Good evening. Thank you all for taking the time to come and listen to our project. We almost had one or two band members here, but unfortunately, their schedules would not allow.

My thanks to Tripp and to Capitol Records. And my thanks, particularly to David Kawakami. He's far too modest to take credit, but David is the person who has driven this project from the beginning. He got us through the obstacles with great finesse.

A few excerpts from the story of a 5.1 mix.

We were approaching the 30th anniversary of the release of an archetype, and I had written a proposal to EMI.

We couldn’t just re-master the album yet again, I suggested. The fans might, quite understandably, beat us to death with sticks. Or at the very least, not bother to make an appearance at their local record shops. Doug Sax and I had, after all, already re-mastered the album three or four times for previous re-releases. It was time to do something a bit special. I suggested the release of a hybrid SACD.

With the SACD we could provide a disc that would contain a standard “red-book” layer, allowing it to play in all conventional CD players, and a high-resolution layer with room for both the original stereo mix, and a multichannel 'surround' version. Pricing the disc competitively with normal CDs meant that the record company could really give something back to the fans.

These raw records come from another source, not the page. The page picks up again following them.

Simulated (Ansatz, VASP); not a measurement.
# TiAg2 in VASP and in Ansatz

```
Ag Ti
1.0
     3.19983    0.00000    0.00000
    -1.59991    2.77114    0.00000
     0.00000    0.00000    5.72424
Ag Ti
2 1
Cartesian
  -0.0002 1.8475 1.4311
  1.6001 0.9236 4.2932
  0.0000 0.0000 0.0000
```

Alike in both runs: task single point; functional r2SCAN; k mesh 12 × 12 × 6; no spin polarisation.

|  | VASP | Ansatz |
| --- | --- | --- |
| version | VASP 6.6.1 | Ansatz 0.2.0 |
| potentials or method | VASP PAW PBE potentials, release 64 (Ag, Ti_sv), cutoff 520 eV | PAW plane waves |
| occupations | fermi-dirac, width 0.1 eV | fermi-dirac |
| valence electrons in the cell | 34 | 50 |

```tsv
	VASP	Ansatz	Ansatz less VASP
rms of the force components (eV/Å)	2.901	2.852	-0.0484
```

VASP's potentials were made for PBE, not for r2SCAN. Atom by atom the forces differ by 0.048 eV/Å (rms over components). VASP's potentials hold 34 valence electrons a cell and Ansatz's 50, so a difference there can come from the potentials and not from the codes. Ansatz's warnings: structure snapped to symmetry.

Jody Klein had just done the same thing with his Rolling Stones catalogue, and I felt that the idea was inspired. EMI approved the plan and the process of locating the tapes began.

As librarian for Abbey Road’s extensive tape vaults, Ian Pickavance’s archeological skills were about to be tested. The brief from EMI had been clear. Find all of the original component parts of ‘The Dark Side Of The Moon’, make safety copies, and send the originals to me in northern California.

By the time Ian arrived with the tapes at my studio in the Sierra Nevada Mountains, the November skies were already quietly discussing how many winter storms they could fit in between now and the end of the mix.